Hacker News new | ask | show | jobs
by EvanMiller 4229 days ago
For some context, ArrayFire is a product of AccelerEyes, which began life selling a GPU booster for Matlab (a product called Jacket).

This and today's .NET announcement shows how hard it is to sell proprietary developer tools. I had considered using ArrayFire for some of my own commercial work, but in the end decided to roll my own OpenCL code in order to have better control. If you require cutting-edge performance (which is the reason you'd consider ArrayFire in the first place), there's just too much risk involved if the vendor doesn't get details like memory access order right on complex matrix problems. Open-sourcing reduces that risk quite a bit; if this decision had been made 3 years ago, I would have given the product a closer look.
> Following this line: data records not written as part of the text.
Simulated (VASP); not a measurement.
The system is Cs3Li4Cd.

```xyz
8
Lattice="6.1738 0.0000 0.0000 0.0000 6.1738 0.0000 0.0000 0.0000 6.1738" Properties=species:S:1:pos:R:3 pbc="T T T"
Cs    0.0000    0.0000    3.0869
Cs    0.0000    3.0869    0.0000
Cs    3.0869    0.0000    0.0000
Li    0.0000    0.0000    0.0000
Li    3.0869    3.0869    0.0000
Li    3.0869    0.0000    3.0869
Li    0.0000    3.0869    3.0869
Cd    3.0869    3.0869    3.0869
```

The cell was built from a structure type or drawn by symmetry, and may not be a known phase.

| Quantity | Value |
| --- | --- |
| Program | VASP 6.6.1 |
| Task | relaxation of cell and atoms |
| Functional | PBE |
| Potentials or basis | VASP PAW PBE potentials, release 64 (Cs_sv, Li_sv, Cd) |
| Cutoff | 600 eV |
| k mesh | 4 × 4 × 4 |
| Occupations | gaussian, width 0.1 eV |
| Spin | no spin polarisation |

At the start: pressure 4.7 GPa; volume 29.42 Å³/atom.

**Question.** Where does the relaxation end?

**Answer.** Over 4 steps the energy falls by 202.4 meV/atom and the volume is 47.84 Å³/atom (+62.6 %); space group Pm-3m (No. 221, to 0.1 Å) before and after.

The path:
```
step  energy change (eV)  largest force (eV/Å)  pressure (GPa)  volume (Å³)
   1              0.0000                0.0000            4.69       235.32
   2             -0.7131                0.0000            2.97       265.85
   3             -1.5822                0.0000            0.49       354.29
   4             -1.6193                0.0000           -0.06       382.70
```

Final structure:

From a business perspective, open-sourcing will murder their margins so they're basically gambling on their ability to jump-start volume. I think the product is in a tough position because most of the action these is going towards "Big Data," where data doesn't fit on a single machine -- let alone a GPU -- or towards heavy number-crunching, where hand-rolled kernels will outperform generic array libraries. They might have luck serving as a kind of backend to NumPy, but then they're two steps removed from the customer so it'll be hard building a relationship that leads to a sale.

As a side note, it seems odd to me that "native CPU" is a target distinct from OpenCL, which already runs on both CPUs and GPUs. I understand that kernels written for GPUs sometimes need to be rewritten for CPUs to take advantage of the different computation and memory architecture, but since their native CPU target isn't vectorized or multi-threaded, it seems like any further effort should be spent adapting the OpenCL kernels for CPU platforms rather than reinventing the wheel with a distinct C or assembler target.

I admire the general goal of making GPU processing more accessible, but it's a problem with a lot of nuance and requires a significant amount of customer education. GPUs are sort of like quantum computers in the limited sense that they're totally awesome at some tasks and totally suck at other tasks, and you need a solid grounding in the theory to distinguish the two sets of cases. Open-sourcing should at least help with the education angle, since ArrayFire now represents a respectable percentage of publicly viewable OpenCL code. (The open-source scene for OpenCL is pretty depressing right now.) In any case, good luck out there.

2 comments

Great thoughts and interesting to see your thought process along the way. For quite some time, we have made ArrayFire free for a single GPU usage, dipping a toe in building a user base. We have already started monetizing that free user base over the last several years and we are good at that already. So from a business perspective, we have no margins that are really at risk. We only have more money to make from this move!

And you are right. Too bad we didn't do this long ago!!! Hindsight is 20-20 as they say. I wrote about some of the internal deliberations we had on this decision here: http://notonlyluck.com/2014/07/31/the-decision-to-open-sourc...

> As a side note, it seems odd to me that "native CPU" is a target distinct from OpenCL, which already runs on both CPUs and GPUs.

We are planning to move towards a single library that dynamically loads the appropriate backend depending on the runtimes / drivers available. If we completely relied on OpenCL, the same binary will not work on machines without the OpenCL SDKs installed.

> I think the product is in a tough position because most of the action these is going towards "Big Data," where data doesn't fit on a single machine -- let alone a GPU -- or towards heavy number-crunching, where hand-rolled kernels will outperform generic array libraries

Well that is two part question. As for hand-rolled kernels, they will obviously be better if you know the problem type. But more often than not, our users are happy to get "X" times the speed up in "Y" hours as opposed to "(1.2 - 1.3)X" speedup in "(3-5)Y" hours.

As for Big data, this is something we are working on / towards. We have some ideas that will make scaling across multiple GPUs and multiple machines easier. Since we will be doing this publicly, I am sure we will get a lot of valuable feedback from the community.